Punjab Chief Minister Parkash Singh Badal prides himself for coming from a farming background and he has always worn this distinction on his sleeve. However, it is from this very sector that in the last two months the SAD-BJP government has faced some of its severest challenges.
For nearly a month now, the Punjab government has been in a fire-fighting mode trying to calm agitating farmers of the Malwa belt who have lost virtually 50 per cent of their cotton crop due to whitefly pest attacks. The chief minister’s family-dominated areas of Muktsar, Bathinda and Mansa districts have been some of the worst affected by the attack. Sensing an opportunity, the Opposition has been merciless in its offensive during the recent Vidhan Sabha session.

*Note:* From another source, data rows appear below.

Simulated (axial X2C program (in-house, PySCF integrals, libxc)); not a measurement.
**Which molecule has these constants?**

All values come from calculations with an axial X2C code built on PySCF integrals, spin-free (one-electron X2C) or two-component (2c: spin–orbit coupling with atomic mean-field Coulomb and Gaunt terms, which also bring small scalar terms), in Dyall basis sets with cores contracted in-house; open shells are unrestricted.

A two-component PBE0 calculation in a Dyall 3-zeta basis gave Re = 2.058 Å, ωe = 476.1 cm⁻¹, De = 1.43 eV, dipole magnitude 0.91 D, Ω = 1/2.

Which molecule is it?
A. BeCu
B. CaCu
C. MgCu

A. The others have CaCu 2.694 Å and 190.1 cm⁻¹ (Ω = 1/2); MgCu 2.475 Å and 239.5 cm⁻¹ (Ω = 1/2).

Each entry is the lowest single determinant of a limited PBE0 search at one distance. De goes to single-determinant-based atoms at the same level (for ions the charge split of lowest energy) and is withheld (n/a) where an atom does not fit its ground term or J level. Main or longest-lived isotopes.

To add to the crisis, the state agriculture director, known for his proximity to the Badal family, was accused in a spurious pesticides scam and the government was forced to put him behind bars.
Even as the government held parleys with farmers sitting on dharnas and a `rail roko’ blockade for six days, farmers from other parts of the state were in distress because of the sudden fall in the purchase price of two particular varieties of Basmati rice. With paddy procurement under way the near 50 per cent drop in the rate of the Basmati has left farmers in the lurch.
The state government tried to win over the protesting farmers’ unions through back channel negotiations but those failed. However, the five-time chief minister still had some cards up his sleeve. In a clever move, the farmers’ agitation and the Basmati price fall were converted into a crisis of the agriculture sector in general and the Centre was also held responsible for the plight of the farmers in the state.
Badal spearheaded the move to rope in the union government and specifically referred to the need for the Centre to pay more attention to agriculture at the 113th birth anniversray function of Jai Prakash Narayan in New Delhi on Sunday in the presence of Prime Minister Narendra Modi . At the state level, the CM has involved BJP leaders and ministers in the brain-storming sessions over the farming crises so that they can pressurize the central leadership to do more.
However, the crises have dented the pro-farmer image of the SAD. The pardon given by the Akal Takht to the controversial head of Dera Sacha Sauda, Gurmeet Ram Rahim Singh, came during the farmers’ unrest; it has also attracted considerable flak from the public as it is widely believed that the pardon had the blessings of the SAD top brass.
The PM’s comparison of Badal with Nelson Mandela on Sunday, may have become a source of mirth to his political opponents, but the CM is trying to use it to his advantage and ensure that it gives more sheen to his image as a leader of unparalleled eminence in Punjab. The boost from Modi came at the right time too: a resurgent Aam Aadmi Party (AAP) has been holding rallies throughout the state including one one in the Badal bastion of Lambi – Badal’s assembly constituency.
The challenges have been serious and numerous but pushing 89 years, Badal still has a unique grasp over the state politics and is not known to be easily perturbed.
At the peak of the farmers’ agitation, he attended a function where he ruled out taking ‘sanyas’ from politics soon. In his typical chaste Punjabi he said, ‘Politics chhadni saukhi nayi. Ehda taste hee add hai”. Translated, it means, “Politics is not easy to quit. It has a great taste”. Clearly, he is gearing up for a battle in the 2017 assembly polls when he would be 90.